Ecosyste.ms: Awesome

An open API service indexing awesome lists of open source software.

Awesome Lists | Featured Topics | Projects

https://github.com/phrugsa-limbunlom/segan

The project leverages the integration with the sentiment analysis from FINBERT and GAN model to predict Microsoft stock prices. (Dissertation 2024)
https://github.com/phrugsa-limbunlom/segan

finbert generative-adversarial-network sentiment-analysis stock-price-prediction

Last synced: about 9 hours ago
JSON representation

The project leverages the integration with the sentiment analysis from FINBERT and GAN model to predict Microsoft stock prices. (Dissertation 2024)

Awesome Lists containing this project

README

        

## SE-GAN: Sentiment-Enhanced GAN for Stock Price Forecasting - A Comprehensive Analysis of Short-Term Prediction

![image](https://github.com/user-attachments/assets/f580fe0a-8418-412c-9064-cba8db7b4f36)

SE-GAN is a framework that integrates sentiment analysis from Microsoft headlines with the Generative Adversarial Networks (GAN) model to predict the stock price of Microsoft data. The training data was retrieved from the EIKON database provided by the London Stock Exchange Group (LSEG) using API. To conduct sentiment analysis, the FINBERT model (the pre-trained model for financial text) was adopted to find a sentiment score for each headline. The final dataset includes Microsoft data from EIKON API, stock indexes from Yahoo Finance, and sentiment scores. The stock data used to train the model is between 2013-01-01 to 2023-12-31.

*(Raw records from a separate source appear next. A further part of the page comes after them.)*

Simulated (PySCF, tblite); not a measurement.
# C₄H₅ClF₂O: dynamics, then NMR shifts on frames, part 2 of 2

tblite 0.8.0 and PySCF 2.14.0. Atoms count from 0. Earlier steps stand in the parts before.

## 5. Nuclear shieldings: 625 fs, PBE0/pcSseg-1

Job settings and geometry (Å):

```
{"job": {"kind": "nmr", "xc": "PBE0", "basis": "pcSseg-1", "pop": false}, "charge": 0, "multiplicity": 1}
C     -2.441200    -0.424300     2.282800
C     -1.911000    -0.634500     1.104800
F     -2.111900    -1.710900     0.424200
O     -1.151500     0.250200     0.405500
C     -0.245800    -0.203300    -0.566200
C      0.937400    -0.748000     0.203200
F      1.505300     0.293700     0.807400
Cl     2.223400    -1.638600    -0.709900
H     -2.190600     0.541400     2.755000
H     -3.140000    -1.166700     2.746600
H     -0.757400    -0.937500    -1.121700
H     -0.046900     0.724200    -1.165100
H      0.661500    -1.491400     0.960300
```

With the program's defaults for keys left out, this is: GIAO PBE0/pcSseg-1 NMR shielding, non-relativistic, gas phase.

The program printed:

### Features included in the final dataset

| Columns | Description |
|--------------------------|-----------------------------------------------------------------|
| **Timestamp** | Date of the trading day of the Microsoft stock |
| **Features** | |
| HIGH | Highest price of the stock during the day |
| LOW | Lowest price of the stock during the day |
| OPEN | Opening price of the stock for the day |
| COUNT | Number of trades executed |
| VOLUME | Total number of shares traded |
| Daily Sentiment Score | Aggregate sentiment score from news and social media |
| S&P 500 | Value of the S&P 500 index |
| Dow Jones | Value of the Dow Jones Industrial Average |
| NASDAQ 100 | Value of the NASDAQ 100 index |
| Nikkei 225 | Value of the Nikkei 225 index |
| FTSE 100 | Value of the FTSE 100 index |
| DAX 30 | Value of the DAX 30 index |
| **Label** | |
| CLOSE | Closing price of the stock for the day |

## Sentiment Analysis Using FINBERT

![image](https://github.com/user-attachments/assets/940bfc9f-bac2-4a97-b33e-5036e57493b7)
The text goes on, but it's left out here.